Past the turnoff to the national park, Highway 17 veers sharply inland for more than a hundred miles to avoid the particularly rugged terrain along Superior’s northeastern shoreline. There’s no shortage of water, as the highway threads its way around dozens of smaller lakes in what otherwise seems like an endless forest. There’s no shortage of water coming down from the sky, either. Not relishing the prospect of spending the night in a soaking tent, Lisa puts in a call to a place to stay up the road, but is told there are no vacancies.
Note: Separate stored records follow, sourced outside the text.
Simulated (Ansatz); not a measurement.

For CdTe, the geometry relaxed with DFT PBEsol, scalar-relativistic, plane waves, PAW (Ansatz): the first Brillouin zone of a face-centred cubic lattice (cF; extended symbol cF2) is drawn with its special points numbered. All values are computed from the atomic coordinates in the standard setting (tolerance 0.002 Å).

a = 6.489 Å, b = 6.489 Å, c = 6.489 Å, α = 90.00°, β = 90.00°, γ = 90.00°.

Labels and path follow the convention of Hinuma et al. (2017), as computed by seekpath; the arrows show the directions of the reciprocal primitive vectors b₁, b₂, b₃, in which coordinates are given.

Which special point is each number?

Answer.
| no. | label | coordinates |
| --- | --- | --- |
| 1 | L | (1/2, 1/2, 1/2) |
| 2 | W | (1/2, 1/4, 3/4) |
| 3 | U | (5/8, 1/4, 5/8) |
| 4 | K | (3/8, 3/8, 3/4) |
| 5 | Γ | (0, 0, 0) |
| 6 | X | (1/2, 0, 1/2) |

After a quick lunch stop in White River, Lisa calls the motel again to see if anything has opened up, and her persistence pays off—a guest had departed early, opening up a cabin. About an hour later, we pull in at High Falls Motel and Cabins, on the outskirts of Wawa. The Polish-born owner greets us enthusiastically and says that a bow-hunter from the states had checked out of the cabin after bagging a black bear sooner than expected.
“Maybe you’ve heard of him?” she asks, pointing to a signed photograph of Ted Nugent hanging on the office wall. “He comes here every year.” When we reply that we are indeed familiar with the Motor City Madman, she hands us our cabin key along with a “Ted Nugent for President” bumper sticker that he had given her.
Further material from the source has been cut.